Berlin Kino and the Working Class: a Review by Matthew Poburyny2 19 Share Tweet
We're always on the lookout for user reviews of our cameras and films so it was a pleasant surprise to see a message in our inbox regarding a review submission. The message became even sweeter as it came from Matthew Poburyny, a photographer and Community Member whom we featured not too long ago. He was eager to share his thoughts and was wondering if maybe we could learn a few things from his experience. Our answer was a resounding "Of course!"

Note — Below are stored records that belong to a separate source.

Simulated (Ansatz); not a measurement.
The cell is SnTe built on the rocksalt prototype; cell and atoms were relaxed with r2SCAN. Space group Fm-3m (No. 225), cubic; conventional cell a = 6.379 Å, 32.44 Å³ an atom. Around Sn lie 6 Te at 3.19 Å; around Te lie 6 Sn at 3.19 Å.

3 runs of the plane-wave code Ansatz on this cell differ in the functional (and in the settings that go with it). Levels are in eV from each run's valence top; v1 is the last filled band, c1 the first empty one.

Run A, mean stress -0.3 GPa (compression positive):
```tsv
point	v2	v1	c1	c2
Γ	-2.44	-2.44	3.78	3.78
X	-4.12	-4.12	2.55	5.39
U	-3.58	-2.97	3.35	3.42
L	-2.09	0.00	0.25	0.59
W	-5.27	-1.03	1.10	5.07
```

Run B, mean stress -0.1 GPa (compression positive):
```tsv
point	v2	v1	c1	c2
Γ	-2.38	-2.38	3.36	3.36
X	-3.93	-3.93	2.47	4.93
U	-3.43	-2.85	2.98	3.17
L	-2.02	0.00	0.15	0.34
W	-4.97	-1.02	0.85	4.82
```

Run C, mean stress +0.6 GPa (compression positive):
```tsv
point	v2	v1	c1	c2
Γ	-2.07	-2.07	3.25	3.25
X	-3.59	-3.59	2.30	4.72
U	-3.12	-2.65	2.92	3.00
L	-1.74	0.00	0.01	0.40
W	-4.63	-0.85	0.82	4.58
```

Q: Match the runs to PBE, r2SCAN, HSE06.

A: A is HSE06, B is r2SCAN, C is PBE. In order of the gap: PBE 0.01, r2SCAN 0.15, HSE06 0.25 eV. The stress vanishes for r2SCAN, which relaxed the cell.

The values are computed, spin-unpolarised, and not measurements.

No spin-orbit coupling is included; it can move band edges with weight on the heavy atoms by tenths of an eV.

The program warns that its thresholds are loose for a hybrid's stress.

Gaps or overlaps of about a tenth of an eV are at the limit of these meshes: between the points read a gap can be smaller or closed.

Matthew is a talented photographer who has an eye for things beautiful and inspiring. So to learn that he loved using the Berlin Kino 35 mm film for his work definitely put a smile on our faces. Read on to find out more about Matthew and what he has to say about the Berlin Kino in his own words.
A Hint of Nostalgia
I grew up in a working-class home, primarily raised by my grandparents and being a manual laborer myself since I held down my first job, I am always looking to recreate images of a time gone by of the blue-collar family.
When I am going out to take pictures, I want to walk among familiar surroundings and capture a part of life that is ongoing yet unnoticed. Film is an excellent way to document the simple comings and goings of everyday life timelessly and it's why I still choose analogue in a digital age.
Creating black-and-white images is a way of stripping down the world around you and focusing your attention on subject matter rather than all the noise around us. The Berlin Kino proved to be an excellent pairing for my style of storytelling with its light grey tones and soft contrast - almost reminding me of newsprint.
"We all strive to tell stories with our images and choosing the right film stock to do so can make all the difference. Documenting what means something to you is how you will engage others with your work, we feel connected when there is a legitimacy to what we see. For me, that translates into using primary tools to tell a straightforward narrative of an enduring people are their lives."
My Yashica MF-2 point & shoot 35 mm camera is my favorite companion when going for photo walks through industrial or suburban parts of the city. With its fixed focus, aperture and single shutter speed, my mind is present in the moment to focus only on composition. With the limitations of my camera, using a film with a good exposure latitude is vital and Lomography's Berlin Kino handled overexposure exceptionally well.
We all strive to tell stories with our images and choosing the right film stock to do so can make all the difference. In a post-world war two era where a simple job afforded you a simple life, I try to continue to show my world in that same light.
Documenting what matters to you is how you will engage others with your work, we feel connected when there is a legitimacy to what we see. For me, that translates into using primary tools to tell a straightforward narrative of an enduring people are their lives.
We would like to thank Matthew for letting us feature his images and words on the Magazine.